Unintended Experiment Tracks A Solar Eruption To The Outer Reaches Of The Solar System

Unintended Experiment Tracks A Solar Eruption To The Outer Reaches Of The Solar System

On 14 October 2014, our Sun let out a great big burp, a coronal mass ejection that swept through the Solar System at an incredibly fortuitous angle. Several spacecraft (and one intrepid Martian rover) detected the solar blast, resulting in an unprecedented experiment that stretched all the way from Venus to outer reaches of the Solar System.

A solar eruption from 2014. (Image: NASA’s Solar Dynamics Laboratory)

Like so many other groundbreaking experiments in science, this study came about by accident. Back in 2014, scientists working with ESA’s Mars Express were preparing to investigate an incoming comet, but they also happened to record the imprint of a solar event — the interplanetary coronal mass ejection (ICME) of 14 October 2014.

Which got them thinking: What if other spacecraft recorded this event? And if so, could this solar blast be tracked as it made its way through the Solar System?

The answer was a resounding yes.

The ensuing collaborative analysis, the details of which now appear in the Journal of Geophysical Research: Space Physics, involved measurements taken by no less than 10 probes strewn across the Solar System, from ESA’s Venus Express and NASA’s STEREO-A through to the Curiosity rover on Mars, the New Horizons spacecraft, and (possibly) the Voyager 2 probe. This particular ICME — a giant cloud of highly magnetised solar plasma — was not directed at Earth, but the angle at which it spewed forth sent it into the path of Venus, Mars, Saturn and Pluto, planets around which humans have (or have had) an active robotic presence.

An ESA animation (below) visualises the coronal mass ejection as it traversed the Solar System.

By pooling their data together, this international team of scientists reconstructed the journey of this rather large ICME, allowing them to study changes in its speed, size and intensity. Previously, astronomers have used models and maths to estimate the spread of coronal mass ejections, but the data collected by these probes offers direct, on-the-scene evidence.

In addition to the spacecraft already mentioned, the ICME was also detected by the ESA’s Proba-2, the ESA/NASA SOHO spacecraft and NASA’s Solar Dynamics Observatory. It was monitored by three Mars orbiters — ESA’s Mars Express, NASA’s MAVEN and Mars Odyssey — and, as mentioned, by NASA’s Curiosity. Further out, the ICME was tracked by ESA’s Rosetta spacecraft at Comet 67P/Churyumov-Gerasimenko, and by the NASA-led Cassini mission at Saturn. It was felt in the outer Solar System as NASA’s New Horizons spacecraft was still en route to Pluto. It may even have been detected by Voyager 2, but at such at extreme distance, the blip in V2’s data may also have been caused by background solar wind.
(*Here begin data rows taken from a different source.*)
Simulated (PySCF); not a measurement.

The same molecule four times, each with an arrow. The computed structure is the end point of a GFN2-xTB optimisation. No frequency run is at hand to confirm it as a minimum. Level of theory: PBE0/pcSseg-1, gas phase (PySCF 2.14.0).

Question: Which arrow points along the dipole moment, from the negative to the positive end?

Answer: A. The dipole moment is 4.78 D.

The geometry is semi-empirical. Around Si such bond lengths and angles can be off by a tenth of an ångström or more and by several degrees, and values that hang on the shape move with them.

Looking at the data, the scientists were able to paint a picture of a solar eruption as it propagated through space.

Planet positions on October 14, 2014. (Image: AGU)

Planet positions on 14 October 2014. (Image: AGU)

When the Sun first let out this great big belch, the ICME burst forth at a speed of 1000km/s. By the time it got to Mars three days later, it had slowed down to 647km/s. Rosetta measured its speed at 550km/s, and by the time it got to Saturn — a full month after the ejection — it was travelling somewhere around 475km/s.

The scientists were also able to track the ICME’s magnetic field over time. Each probe experienced the initial shock, followed by increases in the magnetic field strength and the speed of solar wind. These effects lasted for days.

Sudden decrease in number of galactic cosmic rays detected. (Image: ESA)

Sudden decrease in number of galactic cosmic rays detected. (Image: ESA)

Several craft were equipped with radiation monitors (namely Curiosity, Mars Odyssey, Rosetta and Cassini), exposing a well-known effect of ICMEs: A sudden drop in galactic cosmic rays. When an ICME passes, it acts like a protective bubble, temporarily brushing aside the cosmic rays. At Mars, the drop in cosmic rays was measured at 20 per cent, and the effect lasted for 35 hours. When it reached Rosetta, the scientists measured a decrease of 17 per cent, which lasted for 60 hours. At Saturn the effect was just slightly slower, lasting for nearly 100 hours. These results show that ICMEs slow down as they spread outwards, encompassing a wider region over the distances covered.

This unintended experiment was seriously cool, and it highlights the surprising degree to which human technology has spread out into the Solar System. That said, it would probably be better to track space weather by distributing dedicated, interconnected probes throughout the Solar System for this very purpose. Perhaps some day.